HP Requesting SWAP = RAM
Michael Weber
mweber at alliednational.com
Tue Apr 27 12:47:46 UTC 2010
Good morning!
If memory serves, the kernel goes into emergency memory saving mode when it detects the available swap space is less than 50% of physical ram. It does this to keep from crashing should memory usage go up. There is a pretty steep performance hit when it does, as you've found out. The kernel really does want swap => ram. It likes its elbow room. Even if you have enough memory that you should never need to swap out a memory page, you still have to have the swap space available.
Swapping the drives is one way to get the space needed, or you could stay with the iSCSI space. This assumes that you really will never need to use the swap, because iSCSI speed isn't near what DAS is. If there is even a remote chance your memory usage will go up, grab the drives now.
IMHO, of course!
Michael Weber
Network Administrator
Allied National, Inc.
4551 W . 107th St.
Suite 100
Overland Park, KS 66207
913-945-4313 is my direct number
>>> "Hearn, Stan J." <stan.hearn at nscorp.com> 4/27/2010 6:36 AM >>>
We have a new HP ProLiant BL460c G6 with 64GB RAM and mirrored 146GB drives running HP Network Node Manager 8.13.

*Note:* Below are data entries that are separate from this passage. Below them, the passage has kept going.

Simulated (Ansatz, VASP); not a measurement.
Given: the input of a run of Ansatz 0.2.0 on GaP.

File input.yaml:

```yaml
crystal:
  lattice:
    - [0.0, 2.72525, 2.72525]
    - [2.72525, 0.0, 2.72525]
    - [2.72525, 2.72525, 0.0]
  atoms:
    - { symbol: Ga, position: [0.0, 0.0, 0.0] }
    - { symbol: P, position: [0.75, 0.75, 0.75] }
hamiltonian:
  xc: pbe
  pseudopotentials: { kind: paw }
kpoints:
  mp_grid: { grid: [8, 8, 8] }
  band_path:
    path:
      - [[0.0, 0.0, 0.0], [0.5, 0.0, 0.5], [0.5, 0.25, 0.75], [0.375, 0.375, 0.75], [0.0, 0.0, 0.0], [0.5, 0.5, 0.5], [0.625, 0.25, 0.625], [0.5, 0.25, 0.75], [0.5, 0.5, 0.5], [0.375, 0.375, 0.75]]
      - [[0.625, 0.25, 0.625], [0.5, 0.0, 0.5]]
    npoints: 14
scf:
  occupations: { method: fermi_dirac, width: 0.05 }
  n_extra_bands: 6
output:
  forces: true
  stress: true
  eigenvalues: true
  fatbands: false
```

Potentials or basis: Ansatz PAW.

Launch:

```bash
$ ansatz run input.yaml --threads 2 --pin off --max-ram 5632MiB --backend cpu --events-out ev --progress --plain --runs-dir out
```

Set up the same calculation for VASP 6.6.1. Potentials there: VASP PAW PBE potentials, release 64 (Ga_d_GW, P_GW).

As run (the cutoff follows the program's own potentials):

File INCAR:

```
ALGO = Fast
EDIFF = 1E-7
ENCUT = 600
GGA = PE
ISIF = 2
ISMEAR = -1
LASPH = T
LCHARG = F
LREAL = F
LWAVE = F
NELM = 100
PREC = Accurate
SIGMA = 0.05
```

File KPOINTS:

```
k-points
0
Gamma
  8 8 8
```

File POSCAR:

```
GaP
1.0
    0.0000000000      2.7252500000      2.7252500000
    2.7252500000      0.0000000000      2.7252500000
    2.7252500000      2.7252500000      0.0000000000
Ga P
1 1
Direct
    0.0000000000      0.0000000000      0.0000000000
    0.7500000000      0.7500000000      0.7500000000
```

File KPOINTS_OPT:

We are having issues with the embedded PostreSQL software.
First HP said their software was not supported on RHEL 5.4, only RHEL 5.2. But I refused to downgrade and only offered to downgrade a defined list of packages. But that list was never provided.
Then they asked that we modify vm.overcommit_memory=2, but that didn't fix the problem.
So HP told us that 18GB of swap was not large enough, we needed at least 64GB of swap to equal the physical RAM.
Our usage statistics show less than 32 GB RAM ever being used and 0% of swap being used.
However to humor them we added an iSCSI target of 46GB to swap and the problem was resolved.
HP support writes "... it is not a matter of the space showing up as used. When our software poll command runs, It looks for a certain amount of swap and our experiences show that the recommended OS setting usually works and fixes the issue."
HP also referred to an old statement found on the linux.com "The general rule of thumb for swap size is that your total available swap space should be around double your RAM size. ..." I guess we should be thankful they are not asking for 128 GB of swap. At this same site I found many other sane answers to how much swap for a 64GB system.
The system owner is now wanting to replace the 146GB drives with 300GB ones so that we can create this huge swap file. This effects several systems.
Why does this seem wrong to me? I don't feel that I have much power to push back. I can't take out memory to reduce the swap space needed. I don't want to continue to run iSCSI on swap. I'm afraid if I relent all my users are going to want really large swap files for illegitimate reasons.
Help, give me some ammunition or options? Anyone else having vendors require ridiculous amounts of swap? Anyone else running HP NNM with swap issues?